Borrower: Isaac is an aspiring entrepreneur in Uganda. He is deciding between two investment projects. Both projects are risky and require an investment of $100. He does not have any money, so he needs a loan in order to undertake one of the projects. He will take a loan as long as he can earn expected income of at least zero. The two projects have the following characteristics:

Project 1 consists of opening Take-A-Wakanda-Wild-Side, a tourist company that provides guided walking tours through Bwindi National Park in southwest Uganda, where the movie BlackPanther was filmed. Given the worldwide popularity of Black Panther, this project is relatively safe: with 70% probability, it succeeds and generates $240 of revenue, and with 30% probability,it fails and generates only $100 of revenue.

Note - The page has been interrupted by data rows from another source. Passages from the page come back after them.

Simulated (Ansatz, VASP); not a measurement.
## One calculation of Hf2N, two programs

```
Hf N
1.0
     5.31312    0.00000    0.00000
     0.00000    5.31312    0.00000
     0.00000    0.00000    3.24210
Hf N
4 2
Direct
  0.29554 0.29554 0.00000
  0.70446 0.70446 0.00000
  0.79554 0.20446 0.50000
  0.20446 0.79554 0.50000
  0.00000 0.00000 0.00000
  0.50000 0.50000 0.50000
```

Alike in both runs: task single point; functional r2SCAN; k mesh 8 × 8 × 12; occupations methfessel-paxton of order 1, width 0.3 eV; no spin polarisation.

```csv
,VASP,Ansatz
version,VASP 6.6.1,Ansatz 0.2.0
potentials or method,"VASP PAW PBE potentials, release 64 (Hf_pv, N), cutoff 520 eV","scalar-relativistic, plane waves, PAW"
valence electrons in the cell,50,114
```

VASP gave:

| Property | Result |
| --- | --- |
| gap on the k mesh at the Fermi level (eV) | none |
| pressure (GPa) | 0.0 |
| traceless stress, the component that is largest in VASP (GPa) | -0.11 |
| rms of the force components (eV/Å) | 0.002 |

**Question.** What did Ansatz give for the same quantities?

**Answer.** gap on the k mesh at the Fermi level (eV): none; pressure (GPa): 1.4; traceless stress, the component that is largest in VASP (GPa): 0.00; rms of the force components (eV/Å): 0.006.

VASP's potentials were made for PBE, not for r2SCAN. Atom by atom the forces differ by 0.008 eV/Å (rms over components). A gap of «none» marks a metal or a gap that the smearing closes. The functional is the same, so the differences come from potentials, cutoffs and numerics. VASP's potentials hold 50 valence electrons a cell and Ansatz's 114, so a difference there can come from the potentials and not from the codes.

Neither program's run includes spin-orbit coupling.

Project 2 consists of opening Afri-CAN!, a factory that makes recyclable cans using the shells from ground nuts (peanuts) that are typically discarded by farmers in Uganda. This project is much riskier a s climate change has increased the risk that the ground nut harvest fails in Uganda. Specifically, with 30% probability, it succeeds and generates $400 of revenues, and with 70% probability, it fails and generates only $60 of revenues.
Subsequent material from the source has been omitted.